BLBG: Commodities Gain as China Refrains From Rate Increase
Stocks rallied, almost completing the Standard & Poor’s 500 Index’s recovery from the six-month plunge that followed Lehman Brothers Holdings Inc.’s bankruptcy, and commodities gained after China refrained from raising interest rates. Treasuries and the U.S. dollar dropped.
The S&P 500 rose 0.3 percent to 1,243.71 at 10:15 a.m. New York time. It closed at 1,251.70 on Sept. 12, 2008, the last trading session before Lehman’s collapse spurred a 46 percent drop through March 9, 2009. The MSCI All-Country World Index gained 0.7 percent. The S&P GSCI Index of commodities climbed 1.5 percent. Treasuries dropped before tomorrow’s Federal Reserve meeting, pushing 10-year yields to a six-month high of 3.39 percent, on speculation Congress will pass President Barack Obama’s agreement to extend tax cuts.
While Chinese inflation accelerated to the fastest pace in more than two years, the central bank kept its benchmark interest rate unchanged. The helped boost optimism that the world’s fastest growing major economy will keep fueling the global expansion.

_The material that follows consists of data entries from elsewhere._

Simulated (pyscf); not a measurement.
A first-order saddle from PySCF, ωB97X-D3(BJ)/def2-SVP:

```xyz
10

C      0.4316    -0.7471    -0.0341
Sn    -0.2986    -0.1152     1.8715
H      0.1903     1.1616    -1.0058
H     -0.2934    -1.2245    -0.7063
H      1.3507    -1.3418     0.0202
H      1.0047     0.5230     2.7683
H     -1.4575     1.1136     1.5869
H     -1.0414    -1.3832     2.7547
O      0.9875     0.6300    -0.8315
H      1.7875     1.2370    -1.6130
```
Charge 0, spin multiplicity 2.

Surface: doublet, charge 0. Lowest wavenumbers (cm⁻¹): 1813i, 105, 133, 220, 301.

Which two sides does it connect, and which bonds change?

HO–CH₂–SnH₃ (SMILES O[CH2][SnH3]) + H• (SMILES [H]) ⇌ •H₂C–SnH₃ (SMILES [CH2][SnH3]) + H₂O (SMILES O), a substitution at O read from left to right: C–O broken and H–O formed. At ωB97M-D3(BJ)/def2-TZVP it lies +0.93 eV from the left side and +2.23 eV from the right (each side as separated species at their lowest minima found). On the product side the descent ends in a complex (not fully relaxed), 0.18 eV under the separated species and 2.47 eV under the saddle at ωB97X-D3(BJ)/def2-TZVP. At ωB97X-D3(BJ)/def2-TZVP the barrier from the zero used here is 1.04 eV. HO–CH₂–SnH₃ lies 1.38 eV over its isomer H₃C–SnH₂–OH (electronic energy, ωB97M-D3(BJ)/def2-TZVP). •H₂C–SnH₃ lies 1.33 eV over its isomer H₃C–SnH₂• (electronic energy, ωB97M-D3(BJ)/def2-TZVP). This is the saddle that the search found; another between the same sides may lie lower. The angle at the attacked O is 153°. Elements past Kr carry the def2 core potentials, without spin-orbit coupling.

“There’s a sense of relief that there wasn’t further tightening by officials in China,” said Liam Dalton, president of Axiom Capital Management Inc. in New York, which oversees $1.4 billion. “The main event is to sell bonds and to hold onto stocks because the underlying improvement is what the market’s acting upon right now.”
U.S. government and Federal Reserve spending to stimulate the economy, 70 percent of S&P 500 companies beating profit estimates for a record six straight quarters and bond yields dropping to all-time lows have helped drive the S&P 500’s rebound since March 2009. The index will end 2011 at 1,379, according to the average projection of 11 strategists at Wall Street’s biggest banks, producing the biggest three-year rally since 1997-2000.